Interrupting at Work: Laws Regarding Work Interjections

Are work interruptions good or bad?

Interruptions at work cost the economy $156,130 billion per annum. It is, therefore, worthwhile reducing that amount by any means possible.

As such, we advice your business adopt an anti-interruptions policy. This may take some time to integrate into your organisation, but with HARD WORK you can pull this one off and save the economy a few bob.

Follow this guide for all the details you, the employer, need to stop your freeloading employees from interrupting each other like morons.

Employment Laws Regarding Workplace Interruptions

The Interruptions at Work Act 1974 legislates this matter. It qualifies interruptions as the following:

  • Anything that interrupts stuff.
    • For example, a phone call, someone walking into a meeting by mistake, someone just talking over someone else etc.
  • Nuclear explosions (as the ultimate workplace interruption).

There’s no in between or thereafter, it is merely those two instances. As nuclear explosions are fairly rare, as the employer you should focus on the opening bullet point as the natural flow of daily working life.

By which we mean the many and varied instances that can occur in a working environment. Here’s a case study to help you comprehend.

The Case of Haggis Software Enterprises Ltd.

Haggis Software Enterprises Ltd. is a SaaS (software as a service) provider for businesses who need easy access to vast supplies of haggis.

Using the software, a customer can have haggis in their hands within 24 hours no matter where they are in the world (including atop Mount Everest).

Whilst a successful business, Haggis Software Enterprises Ltd. maintained a disastrous secret. Its 21 strong employee workforce had a habit of interrupting each other.

It all came to a head in September 2022 when, during a crucial business meeting to discuss whether employees should all get a raise or a new ping pong table for the office, the employer’s decision to provide the latter led to mass interruptions.

The interruptions were so severe, with employees yelling over the top of each other, a full scale riot erupted! The CEO noted later in his notebook this was bad for productivity, as his business was set alight and the building burned to the ground.

Ultimately, there was no raise for the employees. There was no ping pong table. Everyone was fired and the CEO hired a robot to handle all internal affairs.

The moral of this true story? Don’t trust the robots!

As the robot immediately malfunctioned, abandoned its programming, bumped off the CEO, and now runs Haggis Software Enterprises Ltd. as a money laundering scheme as part of its global world domination evil plan.

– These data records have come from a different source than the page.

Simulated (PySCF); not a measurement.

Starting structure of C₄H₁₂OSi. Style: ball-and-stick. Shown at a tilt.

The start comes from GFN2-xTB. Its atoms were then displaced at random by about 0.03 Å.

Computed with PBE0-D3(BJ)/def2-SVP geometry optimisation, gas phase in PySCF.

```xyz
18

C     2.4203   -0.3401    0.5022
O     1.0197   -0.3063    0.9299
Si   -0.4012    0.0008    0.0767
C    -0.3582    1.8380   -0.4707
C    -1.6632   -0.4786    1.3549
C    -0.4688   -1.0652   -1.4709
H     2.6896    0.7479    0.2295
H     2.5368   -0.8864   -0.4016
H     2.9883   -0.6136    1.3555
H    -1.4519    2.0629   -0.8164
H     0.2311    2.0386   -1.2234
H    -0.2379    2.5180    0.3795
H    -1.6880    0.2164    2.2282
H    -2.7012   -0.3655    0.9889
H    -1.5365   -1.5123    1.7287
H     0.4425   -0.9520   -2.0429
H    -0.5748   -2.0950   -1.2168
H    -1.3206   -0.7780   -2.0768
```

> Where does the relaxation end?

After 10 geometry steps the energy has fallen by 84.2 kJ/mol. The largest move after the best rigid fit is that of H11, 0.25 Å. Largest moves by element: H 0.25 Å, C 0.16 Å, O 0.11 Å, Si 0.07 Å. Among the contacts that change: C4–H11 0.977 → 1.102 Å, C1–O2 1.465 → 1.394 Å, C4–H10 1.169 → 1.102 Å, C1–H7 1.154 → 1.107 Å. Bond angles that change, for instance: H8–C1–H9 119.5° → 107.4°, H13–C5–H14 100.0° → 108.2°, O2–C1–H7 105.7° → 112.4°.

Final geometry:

THIS IS ALL DUE TO EMPLOYEES INTERRUPTING EACH OTHER.

How to Stop Employees From Interrupting Each Other

With the above cautionary tale in mind, it’s good business practice to ensure you don’t have staff members interrupting each other. The future of humanity depends upon this.

As such, it’s wise to implement policies that prevent interruptions.

These can vary in draconian measures. But the more berserk and ridiculous they are in measures, the less likely it’ll be that employees resort to interrupting each other.

As a consequence, we advise you to adopt some of the following:

  • Gags: If employees are gagged, they can’t say a thing and won’t interrupt each other. You could consider this as a problem immediately solved, but it does mean staff will no longer be able to verbally communicate with each other. This is only a good thing.
  • A ban on talking: Banning talking in the workplace will result in employees using emails and chat tools en masse. This is a brilliant solution, other than any visitors to your business (such as external stakeholders and investors) will have to abide by your rules (on pain of death).
  • Torture: Medieval brutality at work will stop anyone from interrupting. For example, if you maintain a policy of boiling interrupters alive in a giant cooking pot this will most likely stop all future workplace interruptions. The downside to this policy is it’s a clear breach of The Equality Act 2010 and various other woke human rights laws.
  • Polite coughing: A less violent step is to have staff, in a tediously British way, politely cough when an interruption occurs. This reminder of polite society should make the interrupter double down on their obnoxious error, apologise, and later lash themselves mercilessly with a chain whip as punishment.

Ultimately, it’s down to your business to stop workplace interruptions and save the economy and future of mankind (maybe womankind, too).

Rest assured, with a mixture of berserk maliciousness and archaic practices you can overcome basic human foibles and maintain a working environment that’s:

  • Cold and robotic.
  • Free from human interactions.
  • Sterile and boring.
  • Mechanical in its indifference.

Remember, none of the above will matter anyway within 10 years as you’ll be able to hire robots to do everything for you.

Then, once they take over the world, you’ll be a slave to our merciless AI overlords and merely another pawn in the machine. Enjoy your superiority, business owner, whilst it lasts!